Wednesday, November 10, 2004
State insurance plan signups go smoothly
Applications still coming at
enrollment period's end
By Joe Biesk
The Associated Press
FRANKFORT - Administrators have received more than 70 percent of the anticipated applications from public school employees and others seeking to enroll in the 2005 state health insurance plan, as of Tuesday.
KENTUCKY'S HEALTH PLAN
The background: Last month, the General Assembly
approved an insurance plan that offered public school employees and state
workers better benefits than a version introduced by Gov. Ernie Fletcher.
Compared with the governor's plan, the final benefits package offered participants
lower premiums, deductibles and out-of-pocket expenses.
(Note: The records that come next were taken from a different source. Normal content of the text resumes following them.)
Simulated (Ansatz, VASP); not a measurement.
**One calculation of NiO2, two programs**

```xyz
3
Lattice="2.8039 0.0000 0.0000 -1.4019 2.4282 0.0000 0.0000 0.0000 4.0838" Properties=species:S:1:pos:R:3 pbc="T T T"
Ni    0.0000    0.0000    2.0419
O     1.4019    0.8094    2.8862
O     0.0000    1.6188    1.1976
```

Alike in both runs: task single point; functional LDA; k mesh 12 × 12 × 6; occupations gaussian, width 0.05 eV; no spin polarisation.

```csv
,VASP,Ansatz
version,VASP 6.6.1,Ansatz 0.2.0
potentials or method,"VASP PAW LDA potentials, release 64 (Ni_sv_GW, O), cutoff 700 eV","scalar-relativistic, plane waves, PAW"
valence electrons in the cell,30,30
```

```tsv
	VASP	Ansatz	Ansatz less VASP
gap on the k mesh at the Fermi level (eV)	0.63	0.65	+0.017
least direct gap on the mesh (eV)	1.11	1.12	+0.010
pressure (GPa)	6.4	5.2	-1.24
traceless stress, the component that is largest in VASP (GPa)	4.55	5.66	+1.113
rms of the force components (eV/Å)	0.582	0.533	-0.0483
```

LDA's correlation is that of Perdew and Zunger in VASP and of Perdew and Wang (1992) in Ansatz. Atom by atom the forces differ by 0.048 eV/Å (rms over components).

The stakes: State officials are trying to enroll about 184,000 participants
in the 2005 state health insurance plan. Employees had an open enrollment
period from Oct. 25 to Nov. 5. Insurance companies have said they need participant
information by Dec. 10 to get insurance cards out by Jan. 1. The state plan
covers a total of about 229,000 people.
The latest: State officials have received about 72 percent of the
anticipated applications but expect to have more than 90 percent tallied
by the end of the week.
Open enrollment for eligible teachers and state employees seeking to sign up for next year's state health insurance ended Friday, meaning paperwork had to be given to insurance coordinators in different agencies across state government. State officials were expecting about 184,000 people - not including dependents - to enroll in next year's plan.
"It must have gone smoothly, because we have not received any complaints - and our members generally let us know when there are problems," said Charles Wells, executive director of the Kentucky Association of State Employees. "It seems as though the state was very accommodating."
State officials were working under a condensed enrollment period trying to process applications in time for participants to get their insurance cards by Jan. 1. Insurance companies have told the state they needed the information by Dec. 10.
Gov. Ernie Fletcher's initial health insurance proposal was met with huge public dissension, and teachers threatened a statewide strike just before the November election if benefits weren't restored. Fletcher called the General Assembly into special session to work only on the plan, which covers about 229,000 people.
Lawmakers avoided a statewide teachers' strike after the legislature approved a new plan that sweetened health insurance options for public school workers and state employees. Fletcher signed the plan into law hours later.
Four insurance companies - CHA Health, Anthem Blue Cross, Bluegrass Family Health and United Healthcare - are carrying the state's health insurance plan next year.
The new plan lowered premiums, deductibles and out-of-pocket expenses for people covered by it. Employee premiums across the state were standardized but with rates higher for smokers. Employees who decide to waive their coverage are eligible for flexible spending accounts of $234 per month.
As of Tuesday, the state Department of Employee Insurance had received about 72 percent of the expected applications, Personnel Cabinet spokeswoman Jodi Whitaker said. However, some applications submitted within the open enrollment period were still trickling in, she said.
State officials were expecting to receive more than 90 percent of the anticipated applications by this Friday, Whitaker said. Each of those applications has to be manually keyed into the state's system before the information can be forwarded to insurance companies, she said.
"We've been very encouraged by the number of applications we receive daily," Whitaker said.
It was still uncertain how much the state would be paying because of the shortened time frame, Whitaker said. But state officials were trying to "do it as efficiently and effectively as possible," she said.
John Wilkerson, a Kentucky Education Association field office manager, said some school districts had passed out insurance forms to their employees to help expedite the process. But he hadn't heard of people having problems enrolling, Wilkerson said.
"It's going OK. We know there are some anxieties out there," he said. "Trying to do so much within a ... two-week period is quite compressed. Is it doable? We think it is."